Speedtest is an averaged result over the course of the test, it's not meant to test consistency of a connection but general bandwidth. A few hiccups won't dump your results down the toilet.

Those hiccups are a lot more noticeable when you're trying to load a webpage, stream media, or play a game that requires a constant connection.

You already answered your question: "I'm on the end of a long DSL connection." DSL is slow and unreliable, it's not real broadband. Nothing looks out of the ordinary on that tracert.
 
I'm on the end of a long DSL connection, and while my speed test results come back okay, it often takes a long time to connect. This is what I get for a tracert:


tracert.png


ping www.google.com -n 150

go make sandwich. come back. if you are losing packets or having badly spiking latency, then something is wrong, if not, those hops just do not respond to ICMP packets and that's not an uncommon thing.
 
Last edited:
I'm on the end of a long DSL connection, and while my speed test results come back okay, it often takes a long time to connect. This is what I get for a tracert:


tracert.png

"It takes a long time to connect" can mean different things. If you want effective assistance in troubleshooting your problem, you're going to need to provide more information about what your problem actually is.

Your traceroute looks fine, BTW.
 
Hmm- So I'm boned with my current DSL connection, huh? Here's some more detail:

When I try to load a webpage, there is often a long delay between entering the url/clicking the link and when the first element starts to load. Youtube videos hiccup more than they have right to, or just outright stop. Uploading is SERIOUSLY slow.

Here are my results for 150 pings:
ping150.png


Those latency statistics seem awfully high to me. Is there anything I can do about that?
 
Your latency results indicate that there is major contention to an upstream Internet connection within your ISP's network, but rather than dropping packets, your ISP is leaving them in a queue for an excessive period of time.

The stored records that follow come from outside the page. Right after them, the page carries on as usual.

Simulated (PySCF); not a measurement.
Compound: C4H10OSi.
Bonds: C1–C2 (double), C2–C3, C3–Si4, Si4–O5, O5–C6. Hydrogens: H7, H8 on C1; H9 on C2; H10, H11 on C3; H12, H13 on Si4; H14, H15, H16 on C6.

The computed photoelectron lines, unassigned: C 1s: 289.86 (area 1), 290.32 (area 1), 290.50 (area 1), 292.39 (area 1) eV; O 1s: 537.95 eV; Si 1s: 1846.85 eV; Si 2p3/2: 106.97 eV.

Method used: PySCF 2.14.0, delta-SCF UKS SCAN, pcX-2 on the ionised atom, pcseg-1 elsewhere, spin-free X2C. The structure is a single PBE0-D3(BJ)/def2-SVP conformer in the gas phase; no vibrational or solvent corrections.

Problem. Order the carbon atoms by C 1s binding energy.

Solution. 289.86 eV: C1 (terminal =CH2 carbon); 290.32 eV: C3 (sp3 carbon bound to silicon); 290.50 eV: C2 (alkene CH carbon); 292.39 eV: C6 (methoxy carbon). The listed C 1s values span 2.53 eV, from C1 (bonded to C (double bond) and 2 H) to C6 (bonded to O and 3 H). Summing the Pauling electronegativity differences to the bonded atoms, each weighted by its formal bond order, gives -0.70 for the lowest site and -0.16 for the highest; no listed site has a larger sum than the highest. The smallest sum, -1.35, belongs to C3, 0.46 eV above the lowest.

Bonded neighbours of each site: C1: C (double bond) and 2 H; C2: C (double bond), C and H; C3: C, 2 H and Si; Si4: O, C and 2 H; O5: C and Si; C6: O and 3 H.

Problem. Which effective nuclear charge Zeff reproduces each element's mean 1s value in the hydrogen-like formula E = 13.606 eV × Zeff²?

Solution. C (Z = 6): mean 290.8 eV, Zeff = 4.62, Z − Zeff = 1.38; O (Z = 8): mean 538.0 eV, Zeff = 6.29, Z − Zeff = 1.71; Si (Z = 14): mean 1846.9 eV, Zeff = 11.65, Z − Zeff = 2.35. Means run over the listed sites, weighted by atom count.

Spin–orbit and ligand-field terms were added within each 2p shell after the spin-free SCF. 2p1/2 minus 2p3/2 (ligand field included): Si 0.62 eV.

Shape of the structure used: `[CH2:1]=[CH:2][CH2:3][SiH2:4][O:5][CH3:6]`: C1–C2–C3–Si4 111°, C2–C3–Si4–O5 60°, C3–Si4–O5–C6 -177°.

There's nothing that you can really do about that short of complaining to your ISP about it, or possibly switching ISPs.
 
If possible you may want to try one last test: remove your DSL modem from your router and connect it directly to your PC, and see if performance is any different.
 
That looks like double nat going on (192.168.2.1 in to 192.168.1.254) remove the second router or put the modem in to bridge mode. I don't quite agree that the ISP is queueing here. adsl-184-148-97-1.... is his modems public ip and the high latency is to the next hop 70.159.232.59 which generally indicates transmission issues or retrains in the DSL line. Basically the DSL circuit is struggling but once it is past that, everything looks normal. Your DSL line needs to be looked at by support.
 
That looks like double nat going on (192.168.2.1 in to 192.168.1.254) remove the second router or put the modem in to bridge mode. I don't quite agree that the ISP is queueing here. adsl-184-148-97-1.... is his modems public ip and the high latency is to the next hop 70.159.232.59 which generally indicates transmission issues or retrains in the DSL line. Basically the DSL circuit is struggling but once it is past that, everything looks normal. Your DSL line needs to be looked at by support.

Even with the double NAT, the connection isnt crappy until it reaches the ISP. Definitely worth calling out a support tech.